How Asia is Leading the Way in Women's Labor Rights

February 26, 2019

 

Over 50 years ago, Chairman Mao famously proclaimed women in his country held up half the sky. Since then, China has made great strides in encouraging gender equality. The 2017 UN Gender Inequality Index ranked China 36th globally, ahead of the United States in terms of gender equality. China, though, is only one small player in a region where women’s equality is taken very seriously. In many ways, Asia is well ahead of the rest of the world when it comes to women’s empowerment. Nowhere is this truer than in the workforce. This International Women’s Day it’s important to look at how, as well as the lessons other countries can learn from a region often considered backwards in its thinking about women.

 

 

Women’s Labor Force Participation

 

Iceland is often hailed as the most progressive country when it comes to female participation in the workforce. In reality, it just ranks highest among developed countries. When we look at the World Bank’s female labor participation rate rankings, Iceland is outpaced by most of south-east Asia. Nepal, for example, bests Iceland by over 10%.

 

Across the Asia-Pacific region, the ILO also estimates participation levels consistently above those in most other regions of the world.

 

 

Of course, not all of this is in the formal economic sector. Part of these participation rates may include informal areas like day labor, domestic work, and mom-and-pop operations. Whether formal or informal, though, opportunities to work spur economic growth, contribute to independence, and a sense of equality.

 

 

Maternity Leave

 

Women in the United States are on average, entitled to a whopping 12 days of paid materiality leave. Compare this to places like Vietnam, where the Government provides for six months of paid time off for new mothers. Across the Asia-Pacific region, statutory entitlements average 93 days off for maternity leave. This is on par with OECD countries.

 

 

 

Breaking the Glass Ceiling

 

The MeToo movement has inspired a new generation of women to try and break the ever-present glass ceiling in the workplace. For years, women have struggled with unequal pay and opportunities, especially moving up the corporate ladder. In places like China, though, this doesn’t seem to be as pervasive an issue.

 

According to a survey by Grant Thornton International, China topped the world in women holding senior managerial positions. More than half of all senior management roles were held by women. This is well above the global average of 24% and the U.S. average of 20%. Mastercard has also reported a third of all businesses in Vietnam and Singapore are owned by women, compared to only a quarter in the U.S. and Britain.

 

 

The Reasons Why

 

Why, though, is this the case? How are some of the developing world’s largest economies able to employ more of their female population than advanced western economies? There are several theories.
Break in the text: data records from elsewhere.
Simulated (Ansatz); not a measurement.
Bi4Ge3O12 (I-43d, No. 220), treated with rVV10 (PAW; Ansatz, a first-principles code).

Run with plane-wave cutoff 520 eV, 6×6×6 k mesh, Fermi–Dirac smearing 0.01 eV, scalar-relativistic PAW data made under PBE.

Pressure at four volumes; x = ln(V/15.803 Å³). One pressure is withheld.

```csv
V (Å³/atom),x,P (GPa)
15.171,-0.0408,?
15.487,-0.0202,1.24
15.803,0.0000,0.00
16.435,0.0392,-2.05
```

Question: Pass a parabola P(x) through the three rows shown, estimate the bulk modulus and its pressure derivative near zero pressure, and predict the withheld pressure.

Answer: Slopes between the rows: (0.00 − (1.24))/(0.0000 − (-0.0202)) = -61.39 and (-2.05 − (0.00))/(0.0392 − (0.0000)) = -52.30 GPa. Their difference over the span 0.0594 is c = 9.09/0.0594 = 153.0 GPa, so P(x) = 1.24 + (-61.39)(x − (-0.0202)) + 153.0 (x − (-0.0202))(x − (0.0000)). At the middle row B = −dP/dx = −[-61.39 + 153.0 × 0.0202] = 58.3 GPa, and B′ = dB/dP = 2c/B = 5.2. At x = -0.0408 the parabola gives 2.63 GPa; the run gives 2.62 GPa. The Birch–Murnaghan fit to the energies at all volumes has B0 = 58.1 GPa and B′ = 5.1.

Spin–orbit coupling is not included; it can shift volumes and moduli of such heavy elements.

  • Asia is young. While there are greying populations like Japan and Korea, most of Asia is quite young. The median age in the region is 30 years old. That means there is a large working-age population to pull from. As more and more enter the workforce, we are likely to see female participation rates continue to rise.

  • Policies are plentiful. As we’ve seen with maternity leave and family friendly work policies, there are concerted efforts by regional governments to encourage female equality. In developed economies like Japan and Singapore, this is promulgated by the need for entrepreneurship and advancement. For less developed economies across the region, governments have recognized women’s role in encouraging further development. As most governments in the region are centralized, they are capitalizing on this strength to the benefit of their economies.

  • Sectors are different. Across the region, particularly in developing south-east Asian countries, there is a larger-than-average service sector. This, added to high levels of female education versus the rest of the world, may be a motivating factor in women joining the workforce.

 

While there is still much work to be done, we should take solace in the progress made for women across Asia-Pacific. We should also look to the region for inspiration and best practices to further the cause for female equality the world over.